Platform for African – European Partnership in Agricultural Research for Development

Friday, June 14, 2013

An NGO with a head for business

Commercial agribusiness for sustainable horticulture (CASH)
Country Director at ASNAPP Zambia, Dr. Langenhoven
2 JUNE 2012. Community farming projects in Africa have a much greater chance of making a real difference to the lives of rural farmers when there is a strong private sector company providing a ready market for the produce..

Many farming development projects in Africa have focussed on assisting farmers to increase yields to ensure that there is enough food on the table. While these programmes have addressed rural food security, they have failed to provide farmers with new markets to sell their surplus produce. After receiving the sound technical advice from extension workers and NGOs, many farmers had to watch helplessly whilst their resultant increased production got rotten for lack of markets.

Agribusiness in Sustainable Natural African Plant Products (ASNAPP), an NGO with offices in a number of countries across the continent, however, subscribes to a "market-first" approach, developing projects based on a sound business case that meets the needs of the intended market.

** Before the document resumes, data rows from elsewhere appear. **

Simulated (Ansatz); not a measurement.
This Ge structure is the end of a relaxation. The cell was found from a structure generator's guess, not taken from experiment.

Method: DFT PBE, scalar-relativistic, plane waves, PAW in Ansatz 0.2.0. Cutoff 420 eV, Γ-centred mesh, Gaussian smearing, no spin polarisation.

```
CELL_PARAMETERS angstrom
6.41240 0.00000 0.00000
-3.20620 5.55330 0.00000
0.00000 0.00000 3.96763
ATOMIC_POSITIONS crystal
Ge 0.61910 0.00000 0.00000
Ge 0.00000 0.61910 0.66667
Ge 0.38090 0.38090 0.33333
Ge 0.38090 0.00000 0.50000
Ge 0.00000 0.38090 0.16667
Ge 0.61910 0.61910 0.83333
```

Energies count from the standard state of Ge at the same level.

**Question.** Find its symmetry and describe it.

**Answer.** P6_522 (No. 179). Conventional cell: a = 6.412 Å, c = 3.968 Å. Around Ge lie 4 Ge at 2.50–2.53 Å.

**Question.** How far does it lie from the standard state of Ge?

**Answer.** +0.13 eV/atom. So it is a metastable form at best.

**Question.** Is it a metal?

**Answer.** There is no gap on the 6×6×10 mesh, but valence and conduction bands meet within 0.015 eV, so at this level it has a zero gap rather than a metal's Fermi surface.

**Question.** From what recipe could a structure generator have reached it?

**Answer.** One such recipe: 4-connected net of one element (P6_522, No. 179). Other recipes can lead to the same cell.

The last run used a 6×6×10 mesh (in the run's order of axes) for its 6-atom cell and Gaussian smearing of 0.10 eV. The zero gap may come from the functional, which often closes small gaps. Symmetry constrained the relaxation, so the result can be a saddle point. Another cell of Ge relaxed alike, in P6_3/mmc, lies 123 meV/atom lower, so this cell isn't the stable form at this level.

"We take a market-first, science-based approach to project development," says Dr Petrus Langenhoven, agronomist and greenhouse specialist at ASNAPP. "The problem with many NGOs is that they don't look at projects from a business point of view."

ASNAPP's projects are supplying well-known private sector players such as Freshmark, a subsidiary of pan-African supermarket group Shoprite and responsible for the retailer's fruit and vegetable procurement and distribution. Outside South Africa, Shoprite has a presence in 15 other countries on the continent. Freshmark also supplies most of these outlets.